Howard Levitt's Essential Playbook for CEOs as Personal Risk Escalates
Chief executives in contemporary business environments confront personal legal, reputational and regulatory exposures that previous generations of leaders never encountered. According to prominent employment lawyer Howard Levitt, protecting oneself is no longer simply a matter of relying on corporate counsel or human resources departments. It demands strategic preparation, clear legal understanding and institutional alignment. Levitt provides a structured approach for navigating this heightened risk landscape.
1. Recognize Yourself as the Primary Risk Center
CEOs must fundamentally understand that they are often the de facto target in legal complaints, activist campaigns and regulatory scrutiny, not just their corporations. Personal liability exposure exists even for statements or decisions made with good intentions. Action: Systematically map all potential personal fault lines including public statements, social media activity, board communications and executive decisions that could trigger legal or reputational challenges.
2. Establish Direct Access to Independent Legal Judgment
While internal legal teams remain essential, they frequently operate within constraints of board politics, HR considerations and corporate bureaucracy that can delay or filter critical advice. Chief executives require independent counsel with specialized understanding of executive risk, employment law and crisis management. Action: Create a standing retainer arrangement with outside legal experts who can provide immediate guidance without organizational delays.

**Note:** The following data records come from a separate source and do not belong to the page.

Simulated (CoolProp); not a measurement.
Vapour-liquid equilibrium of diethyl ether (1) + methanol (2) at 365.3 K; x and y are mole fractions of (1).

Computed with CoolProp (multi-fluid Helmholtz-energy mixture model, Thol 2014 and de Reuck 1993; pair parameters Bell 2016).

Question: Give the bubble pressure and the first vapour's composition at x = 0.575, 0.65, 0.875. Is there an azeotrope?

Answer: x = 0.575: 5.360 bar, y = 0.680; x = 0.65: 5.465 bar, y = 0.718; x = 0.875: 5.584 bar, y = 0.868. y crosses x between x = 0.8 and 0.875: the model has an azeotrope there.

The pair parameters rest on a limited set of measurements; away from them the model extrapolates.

3. Rigorously Stress-Test Public Positions
Every public communication—whether speeches, interviews or social media posts—exists within an ecosystem capable of weaponizing ambiguity. Boards often underestimate this vulnerability, assuming compliance or public relations measures will mitigate risk. Action: Conduct comprehensive scenario planning and simulations for controversial statements, product launches or corporate stances, including worst-case reactions from regulators, media, investors and activists.
4. Ensure Board and Corporate Alignment
Institutional retreat represents a significant vulnerability during crises. CEOs must proactively ensure that boards, governance committees and HR leadership maintain alignment regarding personal exposure. Support must be pre-committed rather than improvised after attacks occur. Action: Formalize a crisis-response agreement that clearly outlines institutional support mechanisms when personal exposure arises.
5. Maintain Meticulous Personal Documentation
Comprehensive documentation of decision-making processes, communications and risk assessments proves critical when regulators, investors or litigants attempt to hold CEOs personally accountable. Action: Maintain detailed decision memos, meeting notes and risk assessments that demonstrate diligence and good faith in all executive actions.
6. Understand Employment Law Implications
As both employees and officers of their corporations, CEOs must recognize that certain employment-law protections may not automatically apply during liability situations. Many executives incorrectly assume severance or indemnification covers all scenarios. Action: Verify that coverage includes both speech-related and operational exposure to ensure comprehensive protection.
Levitt emphasizes that today's chief executives represent their companies' most exposed flank, with attacks mounting from multiple directions. His structured approach provides a necessary framework for navigating the complex intersection of personal and corporate liability in an increasingly litigious and scrutinized business environment.